Whiners and losers

7/4/2004

Out on the field, the Cal State-Fullerton players were celebrating their College World Series championship and accepting the winners' trophy. Under the stands, the University of Texas Longhorns were boycotting the ceremony rather than accept the runner-up trophy and acknowledge that they were second best.

On top of that, Texas Coach Augie Garrido was at that moment talking to his team about the importance of learning something constructive from having lost.

Oh, the irony.

It was a messy display of bad, or at least unthinking, sportsmanship which Coach Garrido's belated apology, issued days later through the university, did little to mitigate.

Without question Coach Garrido is a successful college baseball coach, the winningest of all time in Division 1. He has won the College World Series at Texas and previously at Cal State-Fullerton. But as a molder of young men, charged with helping his athletes mature into adults of character, he struck out this time.
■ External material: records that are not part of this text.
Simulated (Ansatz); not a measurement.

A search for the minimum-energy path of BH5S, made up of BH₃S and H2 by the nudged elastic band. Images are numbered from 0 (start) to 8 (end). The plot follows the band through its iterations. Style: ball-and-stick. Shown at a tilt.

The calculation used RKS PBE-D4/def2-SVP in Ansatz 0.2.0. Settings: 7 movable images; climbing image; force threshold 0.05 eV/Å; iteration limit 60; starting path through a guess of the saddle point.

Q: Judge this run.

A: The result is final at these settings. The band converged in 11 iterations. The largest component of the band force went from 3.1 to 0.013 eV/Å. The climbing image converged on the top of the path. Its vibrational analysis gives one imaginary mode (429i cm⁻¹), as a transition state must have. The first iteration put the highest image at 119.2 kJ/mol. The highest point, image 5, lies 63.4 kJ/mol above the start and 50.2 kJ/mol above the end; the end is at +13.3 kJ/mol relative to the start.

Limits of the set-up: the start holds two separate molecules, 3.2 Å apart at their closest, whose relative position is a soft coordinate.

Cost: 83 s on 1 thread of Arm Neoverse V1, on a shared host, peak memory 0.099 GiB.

Despite Knute Rockne's pessimistic assessment many years ago - "Show me a gracious loser and I'll show you a failure" - amateur sports should be about winning and losing with class. Texas' failure to honor tradition and return to the field in a gesture of respect for the team that defeated them is a slap at Cal State-Fullerton, and it greatly diminishes the Longhorns' otherwise great season.

But it's not just the University of Texas. It was not long ago that the NCAA's college basketball Final Four included a consolation game, pairing the two first-round losers in a contest for third place, just prior to the championship game.

Not any more. Third place wasn't deemed worth the effort.

Even the National Hockey League, whose athletes try to bash each other's heads in during the Stanley Cup finals, shake hands in a show of mutual respect when it's all over.

We don't doubt that the Longhorn players were emotionally crushed by their defeat. But when their coach was talking to them in the locker-room about taking something positive from the loss, they should have been out on the field finding out for themselves.